Reasons Why It's Great To
Be A Guy
(Besides that wonderful manly physique girls love)
~A 5 day vacation requires only one suitcase
~Bathroom lines are 80% shorter
~We can open all our own jars
~Phone conversations last 30 seconds (yeah right)
~We know useful stuff about tanks and airplanes
~Old friends don't care if we've lost or gained weight
~When surfing channels, we don't have to stop on every shot of someone crying
~Our last name stays put
~We can leave a hotel room bed unmade
~We can kill our own food
~The garage is all ours
~We get extra credit for the slightest act of thoughtfulness
~We see the humor in "Terms of Endearment"
~We never have to clean the toilet
~We can be showered and ready in 10 minutes
~If someone forgets to invite us to something, they can still be our friend
~Our underwear costs 6.50 for a pack of 3
~None of our co-workers have the power to make us cry
~We don't have to shave below our neck
~If w'ere 34 and single, no one notices
~Chocolate is just another snack
~Where and when we pee doesn't effect our emotional well-beind
~We can quietly enjoy a car ride from the passenger seat
~Flowers & duct tape - we can fix everything
~We never have to worry about other's feelings
~Three pair of shoes are more than enough
~We can say anything and not worry about what people think
~We can whip our shirt off on a hot day
~Car mechanics tell us the truth
~We don't give a flip if someone doesn't notice our new haircut.

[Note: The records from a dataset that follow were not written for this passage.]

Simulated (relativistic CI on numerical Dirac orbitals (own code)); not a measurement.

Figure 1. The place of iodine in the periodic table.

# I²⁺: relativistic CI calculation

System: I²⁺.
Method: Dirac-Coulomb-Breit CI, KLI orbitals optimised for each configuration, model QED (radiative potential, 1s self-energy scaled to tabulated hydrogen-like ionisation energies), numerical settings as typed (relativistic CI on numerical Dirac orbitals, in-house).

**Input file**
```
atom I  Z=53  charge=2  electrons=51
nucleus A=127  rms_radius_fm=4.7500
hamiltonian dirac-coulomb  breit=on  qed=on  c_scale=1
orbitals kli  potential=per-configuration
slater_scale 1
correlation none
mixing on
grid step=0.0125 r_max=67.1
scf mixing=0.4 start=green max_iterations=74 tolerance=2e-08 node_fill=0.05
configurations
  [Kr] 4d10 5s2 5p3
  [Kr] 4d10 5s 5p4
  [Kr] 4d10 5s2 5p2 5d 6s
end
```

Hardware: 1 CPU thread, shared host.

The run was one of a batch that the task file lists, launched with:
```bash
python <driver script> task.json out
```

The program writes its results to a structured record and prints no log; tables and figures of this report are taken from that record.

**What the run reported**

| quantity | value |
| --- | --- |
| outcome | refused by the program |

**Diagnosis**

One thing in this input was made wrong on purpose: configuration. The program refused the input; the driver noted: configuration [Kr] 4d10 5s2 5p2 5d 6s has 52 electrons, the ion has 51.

~We can watch a game in silence for hours without our buddy thinking "he must be      mad at me"
~One mood, all the time
~We can admire Clint Eastwood without having to starve ourselves to look like him
~Same work. More pay.
~Gray hair and wrinkles add character
~Wedding dress: $2000, Tux Rental: 100 bucks
~We don't care if someone is talking behind our back
~We don't pass on the dessert and then mooch off someone else's
~If we retain water, it is in a canteen
~The remote is all ours
~We need not pretend we're "freshening up" to use the bathroom
~We can go to the bathroom alone
~If we don't call our buddy when we said we would, he won't tell our friends I've changed
~The occasional well-rendered belch is practically expected
~If something mechanical didn't work, we can bash it with a hammer and throw it across the room
~New shoes don't cut, blister, or mangle our feet
~We think the idea of punting that small, ankle biting dog is funny. Really funny.